I don't know the baby's gender yet, so I picked fabric that has blue for a boy and purple for a girl! The body of this doll is made from an old tweed jacket.


Instruction time!
1.Cut out shapes to the sizes written in the photo:

The body is folded in half, a rectangle of 5.5inches x 4.5 inches wide
The head piece is 3 inches long x 1.75 inches
The hat is folded in half, a triangle of roungly 3.5 inches x 2.5 inches

The skin fabric is cotton interlock, you could us an old flesh colour T-shirt. The body fabric is pure wool. Any fabric would do, for instance flannelette or corduroy, as long as it is mostly natural. A baby would probably spend a lot of time chewing and sucking on it!

2. Sew the head and body with a sewing machine, turn them right side out, and lightly stuff the body with fleece. I use sheep fibre (the fluffy stuff before it gets spun into wool) but I guess any sort of filling would be fine. The culture in making Waldorf toys is to use natural fibres as much as possible.

3. Stuff the head very firmly. If you are wondering if you need to add more stuffing, you need to add more! Use the back of a wooden spoon or a thick stick to compress the stuffing. I was able to stuff mine to a circumference of 4.75 inches. Stitch up the bottom of the head.

3. Tie a neck about half and inch up from the where you sewed the bottom up, and tie an eyeline an inch up from the neck. I added a little nose by making a few small stitches on the face.


4. Cover the face with another small piece of interlock over the face to hide the eyeline-string and stitch it down around the top of the head and at the back. Pull this fabric fairly tight so it gives the space made by the eyeline a bit more definition.
 Stitch on the eyes and mouth. I use 3 strands of embroidery cotton to do this, and a pair of pliers to pull the needle through the head. Push the needle as far through as you can, and then grip the pointy end with pliers to pull it out.
Many people put the eyes too close together, so use pins to mark the features before you stitch them on.

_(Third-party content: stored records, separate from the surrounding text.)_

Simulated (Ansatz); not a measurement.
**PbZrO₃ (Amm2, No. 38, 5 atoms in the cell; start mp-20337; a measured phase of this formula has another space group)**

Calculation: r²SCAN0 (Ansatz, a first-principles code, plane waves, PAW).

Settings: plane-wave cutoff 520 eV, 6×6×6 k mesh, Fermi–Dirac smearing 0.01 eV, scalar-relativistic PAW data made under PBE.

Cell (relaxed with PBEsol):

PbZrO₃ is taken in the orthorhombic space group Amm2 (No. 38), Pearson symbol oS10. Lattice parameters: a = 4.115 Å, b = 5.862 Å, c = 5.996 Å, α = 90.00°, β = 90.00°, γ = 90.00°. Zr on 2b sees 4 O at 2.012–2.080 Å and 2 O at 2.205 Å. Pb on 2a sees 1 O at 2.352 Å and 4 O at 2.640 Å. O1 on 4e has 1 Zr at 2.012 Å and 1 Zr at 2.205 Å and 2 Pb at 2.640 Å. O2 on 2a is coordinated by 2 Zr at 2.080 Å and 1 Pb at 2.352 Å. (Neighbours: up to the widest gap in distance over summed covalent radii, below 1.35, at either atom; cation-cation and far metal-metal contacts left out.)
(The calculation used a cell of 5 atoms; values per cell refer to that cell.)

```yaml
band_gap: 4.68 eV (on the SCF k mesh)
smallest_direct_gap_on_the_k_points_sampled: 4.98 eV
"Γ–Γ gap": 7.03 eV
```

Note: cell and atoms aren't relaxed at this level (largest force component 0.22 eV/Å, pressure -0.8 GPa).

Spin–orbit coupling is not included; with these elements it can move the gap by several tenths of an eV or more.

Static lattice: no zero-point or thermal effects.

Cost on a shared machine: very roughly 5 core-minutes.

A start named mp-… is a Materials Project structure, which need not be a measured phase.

5. Put the completed head through the hole at the neck opening and stitch it on very very securely. I can't think of a worse image than a baby who has chewed the head off a doll!

6. Stitch on the head. I put a little bit of stuffing in the hat to plump it up a bit.

7. I like to colour the cheeks of the dolls that I make. I use a standard red colouring pencil and colour in a red circle on the cheek area. This will come off over time, so you may need to top up the colour every now and again!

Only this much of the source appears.